GE Commercial Finance Revenue Trend
GE Commercial Finance Revenue Trend


GE's Commercial Finance division provides various financial services and products to a range of commercial customers. Specifically, Commercial Finance offers loans, financial management advice, and equipment leasing, all of which are aimed at promoting business expansion. Commercial Finance's assets total over $230 billion, making it the largest of GE's finance businesses.

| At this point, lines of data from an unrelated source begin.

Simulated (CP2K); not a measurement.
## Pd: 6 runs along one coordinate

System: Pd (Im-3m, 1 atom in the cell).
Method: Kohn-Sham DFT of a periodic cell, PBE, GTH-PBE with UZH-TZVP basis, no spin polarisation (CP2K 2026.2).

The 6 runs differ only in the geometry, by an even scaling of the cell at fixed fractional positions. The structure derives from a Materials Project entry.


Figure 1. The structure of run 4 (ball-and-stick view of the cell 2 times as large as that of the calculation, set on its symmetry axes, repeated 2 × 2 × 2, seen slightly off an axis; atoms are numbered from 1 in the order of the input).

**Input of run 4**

Commercial Finance offers:

  • Capital Solutions
    • Business financing solutions for companies that require large amounts of capital, especially for mergers and acquisitions.
    • Financing solutions for government and municipal entities.
    • Auto and corporate aircraft fleet financing, leasing, and management systems.
    • Business solutions for tax-exempt businesses and non-profits.
    • Asset sales, including construction and mining materials, manufacturing equipment, marine vessels, media/broadcasting equipment, printing and publishing equipment, restaurant real estate, and previously owned transportation vehicles.
    • Commercial real estate sales, including manufacturing facilities.
  • Corporate Financial Services
    • Concentrates on lending money for companies to operate, grow, or restructure.
  • Healthcare Financial Services
    • Concentrates on healthcare-related financing and specialization training for doctors who are new to the practice.
  • Real Estate
    • Provides financing for a variety of real estate ventures, including the construction and purchase of housing, bridges, golf courses, etc.

[edit] Trends and Forces

GE Commercial Finance is very well diversified, with its assets spread across 66 industries. As such, poor performance in any one of them would have a limited impact on Commercial Finance's performance.

[edit] Real Estate Market

The division is most exposed to the real estate market, which accounts for around 13% of its total assets. Because Commercial Finance accounts for around 44% of GE's total assets, fluctuations in real estate prices can impact the value of GE's assets overall. In 2006, Commercial Finance's real estate investments gained 76% as a result of higher property values.

[edit] Interest Rates

Rising interest rates can have several effects on GE's Commercial Finance division. In terms of real estate, a rise in interest rates makes borrowing money more expensive, which can lead to a slowdown in the housing market and lower property values. Changing interest rates can impact the value of Commercial Finance's sizable real estate holdings. Interest rates' effects aren't limited to the real estate market, however. Higher interest rates generally result in lower consumer spending across the board, which can impact both the value of Commercial Finance's assets and demand for its services. Lower interest rates, though they're generally used as a tool to jumpstart a sluggish economy, would likely benefit GE by increasing consumer spending. Despite this, GE Commercial Finance does not rely on capital markets to raise cash for lending, instead this division lends money earned elsewhere by GE.

[edit] Competition

The broad range of services offered by GE Commercial Finance makes it somewhat difficult to compare to other companies. Two companies that target a similar market are Citigroup (C) and CIT Group Inc (DEL) (CIT). These firms both offer a variety of services for commercial customers, including financing, leasing options, and financial management solutions.

Commercial Finance income data, 2006 Net Revenue (mm) Revenue Growth (%) Net Income (mm) Profit Margin
GE Commercial Finance $23,792 15.24% $5,028 21.13%
Citigroup $89,615 7.14% $21,538 24.03%
CIT Group $6,927 22.56% $1,046 15.1%


Note: This chart includes total revenues and income for Citigroup and CIT Group Inc. The data for GE is specific to the Commercial Finance segment.